Here are the sourcse we used for our datasets. The goal of this replication work was to identify whether three of the replicated propositions are also replicable for other social media such as Instagram. Our first proposition was to identify the rythm of Instagram posts. Then we studied the distribution of posts number with respect to the number of followees and followers. Finally, we compared the result of the paper with an Instagram network where interactions are not followers-followees relations but comment/like on each other publications. As our graph was undirected, we decided to study another graph for comparison: a directed network with follower/followee relations on the Google Plus social media.

Circadian rythm

The first study consists in attempting to reproduce the circadian rythm that was shown in the article for the twitter post but for instagram. Intuitively, the circadian rythm should be approximatively the same as it is governed by the sleeping cycle of the human being and its work schedule. To reproduce this study a dataset used to test event detection techniques in Instagram has been used source.

The first step was to determine at which time zone the user that uploaded the instrgram post is in order to determine his relative time. With some calculations, it was seen that in fact all the users in the dataset were from the same time zone that was UTC-04:00. Visualizing some of the individuals case by case it was seen that actually the users were all localised in Manhattan :

In the image above it is possible to see the position of the user when he posted on instagram. All the other users in the dataset were in the same geographical zone that is Manhattan. Knowing the time zone of all the users, the circadian rythm of the posts in the dataset can be computed, that is the number of posts in function of the hour. The result is the following :

It is possible to see that there are some issues with this reproduction due to the dataset. First of all the hours plotted below are only relative hours with respect to the time of the first post and the day of the week of each post was not possible to be stated. On the other hand, as we anticipated the circadian rythm is quite similar to the one in the article with the tweeter posts. Indeed the hour of posting in Instagram as in Tweeter are influenced by the sleeping habits and the work schedule. By comparison with the circadian rythm of the tweeter post it possible to guess that the minium of the plot obtained has to be situated at around 4:00 AM.

It is possible to note that as all the users in the dataset were from Manhattan, the difference in the drop or rise rate of posts per hour between the two studies can be due to the fact that all the users were urban. Indeed the population for this study were more present throughout the whole day and earlier in the morning as the rate of rise of the number of posts after its minimum is higher for instagram.

Another explanation for the difference in the rising trend can also be due to the difference of the social network, it is possible that users are more inclinded to post earlier in the day as it is seen, as Instagram can be somewhat of an imaged blog of daily routines.
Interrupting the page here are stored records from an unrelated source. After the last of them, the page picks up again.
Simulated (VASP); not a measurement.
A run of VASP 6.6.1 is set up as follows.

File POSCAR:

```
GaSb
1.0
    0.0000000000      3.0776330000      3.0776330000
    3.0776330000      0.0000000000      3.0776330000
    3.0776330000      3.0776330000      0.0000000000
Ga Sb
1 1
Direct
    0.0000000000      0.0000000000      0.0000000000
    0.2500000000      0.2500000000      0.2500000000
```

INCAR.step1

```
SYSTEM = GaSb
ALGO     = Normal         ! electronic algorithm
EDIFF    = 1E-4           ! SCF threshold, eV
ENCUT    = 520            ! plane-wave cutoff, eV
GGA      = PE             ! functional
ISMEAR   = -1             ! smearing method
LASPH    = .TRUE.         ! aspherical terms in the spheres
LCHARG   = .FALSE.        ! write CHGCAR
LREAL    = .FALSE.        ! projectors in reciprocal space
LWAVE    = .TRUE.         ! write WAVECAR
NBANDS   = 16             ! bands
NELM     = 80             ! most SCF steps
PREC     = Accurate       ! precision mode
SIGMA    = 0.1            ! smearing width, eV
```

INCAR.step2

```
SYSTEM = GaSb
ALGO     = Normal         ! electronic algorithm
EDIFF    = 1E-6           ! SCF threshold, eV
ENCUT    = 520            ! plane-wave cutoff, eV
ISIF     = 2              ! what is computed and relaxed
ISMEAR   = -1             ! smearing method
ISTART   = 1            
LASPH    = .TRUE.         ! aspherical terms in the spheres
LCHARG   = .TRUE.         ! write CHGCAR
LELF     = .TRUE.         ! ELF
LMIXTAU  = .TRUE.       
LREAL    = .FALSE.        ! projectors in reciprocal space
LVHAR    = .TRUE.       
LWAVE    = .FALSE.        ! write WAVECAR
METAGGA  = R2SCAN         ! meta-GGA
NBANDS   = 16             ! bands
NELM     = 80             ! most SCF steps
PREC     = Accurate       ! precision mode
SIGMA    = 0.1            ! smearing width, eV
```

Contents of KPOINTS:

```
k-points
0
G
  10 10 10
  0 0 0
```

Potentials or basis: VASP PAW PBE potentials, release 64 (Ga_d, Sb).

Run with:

Seeing that the general trend of posting hours is respected, it can be concluded that this proposal is robust and can be generalized to any social network.

Attention vs. Productivity

For this question, we used a dataset from Github consisting of 348 users. For each user, we have his number of posts, followers and followees on Instagram. Here is an overview of the data value spread:

Feature Min 25% 50% 75% Max Mean Std
#posts 0 15 65 210 7’389 198 517
#followers 9 240 577 1’483 1’533’854 158’157 1’187’622
#followees 0 231 438 696 7’500 712.9 1’074.5

As our dataset contains only 348 entries and has a large value range (from 0 to 7’389 for the number of posts, from 9 to 1’533’854 for the number of followers adn from 0 to 7’500 for the number of followees), the values have a large standard deviation, respectively 517, 1’187’622 and 1’074.5 for the number of posts, followers and followees.

In order to frist visualize our data, we plot histograms up to the third quantile of the following values: number of followers, number of followees, number of posts. Going to the third quantile only allow to have a better idea of the data distribution since it avoids the extreme values. For example, the maximum number of followers is 1’187’622 whereas the third quantile is equal to 1’483. So only 25% of the values are greater than 1’483 and form a small long tail.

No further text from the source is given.